Pipeline buoyancy

[Gene1964]

When determining if a pipe will float in seawater, can you simply compare the weight of the pipe with the weight of the displaced water (Archimededs Principle)? I am convinced that 4" sch.80 (.337" wall) will not float but some formulas for buoyancy that I have found do not agree with the simple weight comparison. (Ex: D^2 * .35 - pipe weight)

While doing this exercise, I also noticed that if you calculate steel density from the pipe weight and volume (calculated) listed in a standard pipe data table, the densities vary from 464 lbs/ft to 416 lbs/ft for 4" sch 40-160. I would think that the density would remain constant. Anybody know a reason for this?

 

[Ussuri]

Yes, the Archimedes Principle is applicable. The submerged weight of the pipe is equal to the weight of the pipe in air minus the weight of water displaced by the pipe.

Can you tell me where you found these other equations, I would be interested at looking at them.

I also had a check on your calculated density problem (using SI units, just coz I can) and for a 4" SCH 40 got a density of 7886kg/m3, for a 4" SCH 80 got a density of 7808kg/m3 and for a 4" SCH 160 got a density of 7836kg/m3. That is a variance of less than 1% which I would say is probably due to rounding. So all in all they tie in reasonably closely.

 

[StephenA]

Two things to remember.

Does the pipe have a coating? This affects the weight and the buoyancy. A lining only affects the weight of course.

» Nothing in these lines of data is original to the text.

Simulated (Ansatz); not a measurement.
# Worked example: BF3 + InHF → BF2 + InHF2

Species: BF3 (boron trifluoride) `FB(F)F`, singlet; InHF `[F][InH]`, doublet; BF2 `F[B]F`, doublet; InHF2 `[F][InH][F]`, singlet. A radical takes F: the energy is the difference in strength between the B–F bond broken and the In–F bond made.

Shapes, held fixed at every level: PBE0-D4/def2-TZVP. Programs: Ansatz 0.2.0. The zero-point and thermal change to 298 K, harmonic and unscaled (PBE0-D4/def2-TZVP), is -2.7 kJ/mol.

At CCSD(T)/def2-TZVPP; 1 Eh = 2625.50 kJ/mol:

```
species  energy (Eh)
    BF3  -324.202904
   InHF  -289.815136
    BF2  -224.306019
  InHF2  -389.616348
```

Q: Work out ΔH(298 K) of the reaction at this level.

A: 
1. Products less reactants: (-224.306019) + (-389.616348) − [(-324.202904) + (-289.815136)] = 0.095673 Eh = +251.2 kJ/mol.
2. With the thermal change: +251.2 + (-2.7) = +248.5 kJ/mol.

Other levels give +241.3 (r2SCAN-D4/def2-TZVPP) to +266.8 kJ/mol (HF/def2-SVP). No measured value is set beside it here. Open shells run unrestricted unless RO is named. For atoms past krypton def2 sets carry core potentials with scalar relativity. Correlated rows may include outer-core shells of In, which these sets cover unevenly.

Also the density of seawater varies with salinity and temperature.

The weight/ metre (ft) published may vary due to the tolerance on wall thickness. Some companies may use maximum wall thickness and others the mean wall thickness.

If it is critical (for surface towed pipelines for example), we usually weigh a percentage of pipes and measure their girths and then compare with the mill certificates.

 

[Gene1964]

Ussuri: I got the equations from "Pipeline Rules of Thumb" 5th Edition by E.W. McAllister, p. 104.

 

[Ussuri]

Gene1964

I had a look at the equations you mentioned and they look correct to me. Just a different way round.

I look at like this:

Pipe weight (in lb/ft) is your weight in air - [1];

The force due to submersion is ((pi * OD^2)/4) * water density (62.4lb/ft^3) -[2];

The submerged weight is then [1] - [2]. If this is greater than 0 the pipe will not float.

McAllister looks at it the other way round. He does [2] - [1], so if this is less than 0 there is no buoyant force.

The equation 0.341D^2 is just a simplification of constants, including water density, and altering the units of D to inches.

e.g.

(pi/4)*62.4*(1/(12^2))=0.34